I was lucky to find a group of college housemates who were just as food obsessed as I am. We baked bread, we created a full Thanksgiving feast, and we even brewed beer. This was on top of our hectic senior schedules. We called ourselves the BlueVic, even inventing an adjective bluevicing.
Bluevicing: to engage in any activity that the members of the Blue Victorian would consider amazing. This includes but is not limited to: Cooking up a storm, making your own alcohol, Lord of the Rings marathons, brown claw-ing, adopting bunnies, and throwing epic themed parties.
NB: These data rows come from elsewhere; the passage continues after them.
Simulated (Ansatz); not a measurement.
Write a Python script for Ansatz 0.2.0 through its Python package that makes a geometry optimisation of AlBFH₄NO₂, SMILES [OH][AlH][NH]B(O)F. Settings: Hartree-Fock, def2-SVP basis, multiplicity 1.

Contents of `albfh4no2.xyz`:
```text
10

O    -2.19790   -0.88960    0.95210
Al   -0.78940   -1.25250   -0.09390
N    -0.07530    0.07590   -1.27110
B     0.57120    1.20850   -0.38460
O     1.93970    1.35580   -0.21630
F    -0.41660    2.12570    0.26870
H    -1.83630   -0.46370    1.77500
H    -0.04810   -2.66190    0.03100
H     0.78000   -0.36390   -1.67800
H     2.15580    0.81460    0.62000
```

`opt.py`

One of my lovely roommates in all her blonde blue eyed glory claimed Mexican heritage, and made the best batch of enchiladas I’ve ever tasted (She really is part Mexican!). Because I can’t seem to get her out west to make me some, I have resorted to making my own, and as always employing the help of my favorite local sous chef, health nut, and hiker extraordinaire, Louise.
Although my veggie enchiladas could never compare. I aim to honor her with my attempts, even if I refused to engage in the traditional act of frying the tortillas. Well, after all, healthy alternatives are what #bluevicing is all about.
Veggie Enchiladas
1 bag of corn tortillas (make sure they list just corn and water as ingredients)
1 recipe enchilada sauce (1 can tomato paste, 4 cloves garlic, cumin, chili, 1/2 onion, 2tbsp lemon juice, 2 cups water or chicken broth simmering in a pan)
1 onion
1 tbs olive oil
1 tsp salt
1 sweet potato peeled and cut into cubes
2 red peppers
1 jalapeño chopped
1 bunch kale
1 can black beans
1 can corn or 1 cup fresh cooked corn
1 bunch cilantro
Directions:
Heat oven to 350.
Start by heating ingredients for enchilada sauce on low to medium heat in a sauce pan.
While sauce is simmering, steam sweet potato for 5-10 minutes. Drain and rinse.
Sautee onion with salt and olive oil over medium to high heat, adding water if needed. Stir in chopped red peppers and jalapeño. Cook until slightly blackened. Stir in kale and cook covered for 3 minutes. Add beans, corn, and sweet potato, and cilantro. Cook for 5 minutes. Optional: you can sprinkle a bit of cumin and crushed red pepper to make the stir fry more flavorful.
Assemble your enchiladas by dipping the tortilla first in the heated sauce and then filling and rolling shells in a glass pan. When you have completed your pan, pour the rest of your enchilada sauce on top of the enchiladas.
If you’re not vegan, feel free to top with cheese.
Place pan in the oven and bake for 5-10 minutes or until cheese is melted.
Serve with hot sauce, guac, or anything else scrumptious!